Rebuilding Medina

MAY 3 — Earlier last month, I attended an intercultural and inter-religious dialogue for youth organised by Komuniti Muslim Universal (KMU) where the focus was on emulating the spirit of the Marrakesh Declaration.

Where the Amman Message calls for intra-Muslim peace, the Marrakesh Declaration calls for inter-religious peace. 

The declaration was issued by Muslim leaders on January 2016 in Marrakesh, Morocco at a conference where more than 250 Muslim religious leaders, heads of state, and scholars attended alongside representatives of persecuted religious communities from various countries.

The declaration can be said to be a “modern update” of the Charter of Medina, a constitutional contract between the Prophet and the people of Medina that guaranteed religious liberty for all, regardless of faith. 

It also included rights such as freedom of movement, property ownership, mutual solidarity and defence, as well as principles of justice and equality before the law.

The Marrakesh Declaration acknowledges that many non-Muslims in predominantly Muslim countries have faced affronts to their fundamental human rights, also highlighting that “in these lands where the government’s central authority is weak, fading, or failing, the Muslim majority, in reality, is often no better off than the religious minorities.”

It calls for examination and study of the primary sources of Islamic Law, bearing in mind the context of their revelation, weighing the benefits and harms, and using the example of the Rightly-Guided Caliphs.

Besides that, it also calls for the using of the Charter of Medina to provide the basis for a model of citizenship where everyone under its authority is one, cohesive, unified polity with all of its citizens enjoying equal rights and having the same duties.

It’s clear from here that peace has been the agenda for many Muslim scholars. However, we know that no amount of promises or declarations will work if there is no political will to see it through. 

It is not enough to just agree — we also need to do. But are Muslims willing to compromise?

Malay Muslims, or any Muslim for that matter, have always emphasised the importance of following the Quran and Sunnah, and we hold the highest respect for the Prophet (pbuh) always encouraging others to follow in his footsteps.

With the escalating religious friction in our country, we need to ask ourselves this: What would the Prophet do? How did the Prophet treat the other religions that coexisted with Islam during his time?

The integration of society is not a new message. It was highlighted and practised since centuries ago, and it is very significant in maintaining a peaceful coexistence in society. 

The guidance left by the Prophet in the form of his speech and actions is sufficient for Muslims as well as non-Muslims all over the world to achieve real success in integrating society and peacefully living together.

What would the Prophet do in these times? Would he proselytise by discrediting another religion? Would he show the glory of Islam through a poem mocking Hindus? Would he tell Muslims that the only way for Islam to reign is by resisting co-operation with non-Muslims?

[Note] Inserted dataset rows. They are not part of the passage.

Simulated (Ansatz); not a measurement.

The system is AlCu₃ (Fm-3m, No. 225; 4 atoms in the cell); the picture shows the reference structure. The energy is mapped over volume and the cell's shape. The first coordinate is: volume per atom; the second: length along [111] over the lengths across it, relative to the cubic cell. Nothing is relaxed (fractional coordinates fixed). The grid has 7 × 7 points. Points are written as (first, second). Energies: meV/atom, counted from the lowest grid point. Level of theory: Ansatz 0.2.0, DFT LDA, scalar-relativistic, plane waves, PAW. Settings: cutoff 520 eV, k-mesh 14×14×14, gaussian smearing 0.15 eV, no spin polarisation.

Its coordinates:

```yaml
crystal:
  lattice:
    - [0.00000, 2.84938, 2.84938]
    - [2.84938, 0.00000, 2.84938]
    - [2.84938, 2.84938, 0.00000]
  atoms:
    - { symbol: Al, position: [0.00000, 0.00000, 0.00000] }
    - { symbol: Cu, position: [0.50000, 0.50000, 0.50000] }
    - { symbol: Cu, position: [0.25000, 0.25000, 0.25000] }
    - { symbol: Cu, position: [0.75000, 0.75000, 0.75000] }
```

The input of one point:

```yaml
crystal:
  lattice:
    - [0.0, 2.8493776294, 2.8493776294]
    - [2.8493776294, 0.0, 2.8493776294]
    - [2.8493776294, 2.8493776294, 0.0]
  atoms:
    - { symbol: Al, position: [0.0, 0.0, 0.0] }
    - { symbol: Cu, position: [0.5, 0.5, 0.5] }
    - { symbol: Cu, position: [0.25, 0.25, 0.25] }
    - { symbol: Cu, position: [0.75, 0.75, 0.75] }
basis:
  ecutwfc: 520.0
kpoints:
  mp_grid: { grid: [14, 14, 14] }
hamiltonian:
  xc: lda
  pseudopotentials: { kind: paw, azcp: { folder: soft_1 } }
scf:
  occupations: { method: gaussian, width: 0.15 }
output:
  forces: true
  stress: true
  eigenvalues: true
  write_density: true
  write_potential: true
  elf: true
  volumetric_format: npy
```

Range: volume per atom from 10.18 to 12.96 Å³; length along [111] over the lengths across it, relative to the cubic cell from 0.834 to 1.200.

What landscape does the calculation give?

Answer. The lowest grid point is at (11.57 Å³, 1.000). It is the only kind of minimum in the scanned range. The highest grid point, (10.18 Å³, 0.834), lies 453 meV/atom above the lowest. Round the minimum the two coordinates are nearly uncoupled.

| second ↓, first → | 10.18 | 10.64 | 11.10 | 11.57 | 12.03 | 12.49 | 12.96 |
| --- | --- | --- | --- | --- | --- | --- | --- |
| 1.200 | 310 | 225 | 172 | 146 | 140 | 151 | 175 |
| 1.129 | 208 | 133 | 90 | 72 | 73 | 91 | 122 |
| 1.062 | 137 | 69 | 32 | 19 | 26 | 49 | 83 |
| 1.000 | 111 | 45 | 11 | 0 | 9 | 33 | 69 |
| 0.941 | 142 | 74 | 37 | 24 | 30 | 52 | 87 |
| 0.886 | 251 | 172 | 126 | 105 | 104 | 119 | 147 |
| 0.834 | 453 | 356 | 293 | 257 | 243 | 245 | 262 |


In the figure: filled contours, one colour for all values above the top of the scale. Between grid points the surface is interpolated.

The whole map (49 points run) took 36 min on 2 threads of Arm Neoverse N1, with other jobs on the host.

The fact that the Marrakesh Declaration was issued only last year goes to show that religious intolerance in predominantly Muslim countries is still a widespread problem up to this day. 

Where did the spirit of Medina go? Will we try to do our part in achieving the objectives of the declaration?

Religious intolerance has no place in our world. Muslims should know that it has no place in Islam either.

* This is the personal opinion of the columnist.